Students who learn of Malthus’s grim prediction usually take away two lessons. The first is the sharp contrast between arithmetic and geometric progression. Food supplies grow slowly, Malthus said. But consumers multiply like rabbits. A geometric progression outstrips an arithmetic one every time.
The second lesson is about why Malthus’s catastrophe hasn’t occurred. Most scholars think it is because the 19th-century Anglican parson didn’t have sufficient regard for technology and innovation. From the “green revolution” to global trade, from drip irrigation to entrepreneurial ingenuity, Homo sapiens learn and improve. We farm better, manage resources more carefully, and as education increases, birthrates fall.
A wise species – which is what “sapiens” means, after all – avoids a crash. That’s the story so far. But every rise in global food prices, every scene of malnutrition and starvation revives the old Malthusian fear. Malthus himself was careful not to predict when a judgment day would come. He simply noted a distinction between unlimited progress, of which he was skeptical, and “progress where the limit is merely undefined.” In other words, the jury may still be out.

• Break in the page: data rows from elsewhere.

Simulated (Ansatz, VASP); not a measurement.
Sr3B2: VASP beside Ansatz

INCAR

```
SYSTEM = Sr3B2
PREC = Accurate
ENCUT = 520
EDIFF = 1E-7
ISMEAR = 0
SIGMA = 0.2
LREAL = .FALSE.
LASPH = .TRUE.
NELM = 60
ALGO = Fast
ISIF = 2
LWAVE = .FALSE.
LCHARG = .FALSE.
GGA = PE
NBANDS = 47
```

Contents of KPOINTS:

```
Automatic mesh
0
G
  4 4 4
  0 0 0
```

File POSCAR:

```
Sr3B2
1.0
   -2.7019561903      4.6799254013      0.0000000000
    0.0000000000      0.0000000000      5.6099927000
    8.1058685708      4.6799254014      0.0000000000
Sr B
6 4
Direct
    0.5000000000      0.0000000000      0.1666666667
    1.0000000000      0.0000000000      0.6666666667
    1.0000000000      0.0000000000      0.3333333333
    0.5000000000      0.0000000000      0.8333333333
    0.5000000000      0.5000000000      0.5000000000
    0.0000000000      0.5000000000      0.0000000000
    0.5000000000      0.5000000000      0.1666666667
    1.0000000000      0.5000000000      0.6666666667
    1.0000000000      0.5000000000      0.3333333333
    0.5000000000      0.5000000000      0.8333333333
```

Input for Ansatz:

Even if there hasn’t been one big catastrophe, there have been many regional ones since Malthus’s day. Famine in China, for instance, killed as many as 40 million people between 1958 and 1961. Bangladesh, Biafra, Ethiopia, and a dozen other regions suffered terrible food shortages in the 20th century. But these were not Malthusian events where a population outgrew its sustenance. Bad decisions – political incompetence, wars, brutal experiments such as Mao Zedong’s “Great Leap Forward” – were to blame.
We have about 40 years before the jury renders its final verdict on Malthus. The population of the planet is currently 6.9 billion. By 2050, it will hit 9.2 billion, according to the US Census Bureau. Because of declining birthrates, population specialists believe that will be the peak. Whether you think more population growth is good or bad, that’s the predicted trajectory.